Hello, I recently mentioned in response to another message that I am interested in making fedora more accessible. Let me give a little information of what I find the state of accessibility in fedora is at the moment.
The first task is to get fedora installed, at the moment the LiveCD looks like the best option (there is a speakup modified version but this has serious limitations, some coming from the limitations of the text based installer of fedora and some relating to the speakup screen reader eg. I think speakup modified fedora requires a hardware speech synthesiser connected to an onboard serial port). At the moment the LiveCD contains all the correct packages to make it possible for a blind individual to perform an install of fedora independently without any extra hardware (IE. all they need is a computer which allows X to run and that the sound card works by default, my dell 510m laptop meets this fine, so probably do many other computers).
Although it is possible to install fedora independently as a blind user, I do hit a number of issues which can catch out even an experienced linux user, and so may entirely block a new comer. I will list two possible improvements which shouldn't take much to alter.
1. Add a log in sound to the default sound theme, otherwise how does a totally blind user know when the LiveCD is booted? That is particularly a problem when using a USB drive instead of a CD as there are no mechanical parts which make a noise while the drive is reading. 2. Once a blind user has the orca screen reader running on the LiveCD, if they select the icon on the desktop to install to HD orca sees the installer window as inaccessible. This is due to the installer running with extra privileges and fedora not being configured to allow orca to work with applications running like this. This can be simply solved by adding a file named /etc/orbitrc containing the following two lines: ORBIIOPIPv4=1 ORBIIOPUNIX=0
How possible would it be to have these changes made (particularly to the LiveCD)?
There are a few more changes which would help, some of them possibly having a greater impact but may take more work to solve, I think I will leave those for the moment, little by little.
Michael Whapples
fre 2010-04-02 klockan 20:58 +0100 skrev Michael Whapples:
- Once a blind user has the orca screen reader running on the LiveCD,
if they select the icon on the desktop to install to HD orca sees the installer window as inaccessible. This is due to the installer running with extra privileges and fedora not being configured to allow orca to work with applications running like this. This can be simply solved by adding a file named /etc/orbitrc containing the following two lines: ORBIIOPIPv4=1 ORBIIOPUNIX=0
That would probably be a security problem though perhaps it could be acceptable in a single-user Live environment.
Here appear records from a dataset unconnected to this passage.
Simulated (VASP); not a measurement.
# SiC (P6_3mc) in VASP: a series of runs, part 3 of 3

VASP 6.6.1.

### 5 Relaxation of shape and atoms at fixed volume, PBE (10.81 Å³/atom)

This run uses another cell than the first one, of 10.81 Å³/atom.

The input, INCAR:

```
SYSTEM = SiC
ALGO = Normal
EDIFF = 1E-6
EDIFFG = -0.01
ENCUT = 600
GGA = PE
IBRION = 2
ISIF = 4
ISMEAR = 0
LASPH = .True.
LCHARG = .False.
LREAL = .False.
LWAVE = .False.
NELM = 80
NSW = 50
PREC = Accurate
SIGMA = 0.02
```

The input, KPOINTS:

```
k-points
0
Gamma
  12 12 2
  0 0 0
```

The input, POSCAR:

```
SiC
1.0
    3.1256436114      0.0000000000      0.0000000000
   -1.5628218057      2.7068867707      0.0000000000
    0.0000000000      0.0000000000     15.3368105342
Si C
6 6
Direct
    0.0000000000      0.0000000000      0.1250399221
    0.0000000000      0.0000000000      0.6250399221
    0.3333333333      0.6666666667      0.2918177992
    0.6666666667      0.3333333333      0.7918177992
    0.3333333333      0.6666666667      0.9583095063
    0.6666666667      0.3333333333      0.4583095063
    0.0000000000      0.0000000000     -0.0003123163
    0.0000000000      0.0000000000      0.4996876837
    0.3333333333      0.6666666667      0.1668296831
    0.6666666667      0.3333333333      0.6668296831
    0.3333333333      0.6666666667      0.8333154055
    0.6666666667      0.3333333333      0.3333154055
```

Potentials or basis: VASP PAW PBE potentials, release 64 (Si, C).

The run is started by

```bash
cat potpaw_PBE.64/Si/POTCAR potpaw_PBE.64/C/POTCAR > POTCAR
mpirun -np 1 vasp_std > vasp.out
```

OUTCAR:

But isn't the Corba interface obsoleted by the move of AT-SPI to D-Bus anyway?
http://www.linuxfoundation.org/collaborate/workgroups/accessibility/atk/at-s...
I don't know if that helps much though.
/Alexander
Yes I think it may pose possible security issues (I don't actually know and have never heard what they are). I would only really suggest it for the Live environment, the installed system it should only exist if the user really needs it.
As for the bit of corba being depricated, yes that is the way its going but currently the at-spi stuff on dbus isn't fully ready so gnome accessibility still uses corba. I don't know when at-spi on dbus should be ready, I think there's a bit of an issue of alot to do but not quite enough to get it done as quick as might be desired.
Michael Whapples ----- Original Message ----- From: "Alexander Boström" abo@root.snowtree.se To: "Discussions about development for the Fedora desktop" desktop@lists.fedoraproject.org Sent: Sunday, April 11, 2010 11:07 AM Subject: Re: Improvements to make fedora more accessible to the blind
fre 2010-04-02 klockan 20:58 +0100 skrev Michael Whapples:
- Once a blind user has the orca screen reader running on the LiveCD,
if they select the icon on the desktop to install to HD orca sees the installer window as inaccessible. This is due to the installer running with extra privileges and fedora not being configured to allow orca to work with applications running like this. This can be simply solved by adding a file named /etc/orbitrc containing the following two lines: ORBIIOPIPv4=1 ORBIIOPUNIX=0
That would probably be a security problem though perhaps it could be acceptable in a single-user Live environment.
But isn't the Corba interface obsoleted by the move of AT-SPI to D-Bus anyway?
http://www.linuxfoundation.org/collaborate/workgroups/accessibility/atk/at-s...
I don't know if that helps much though.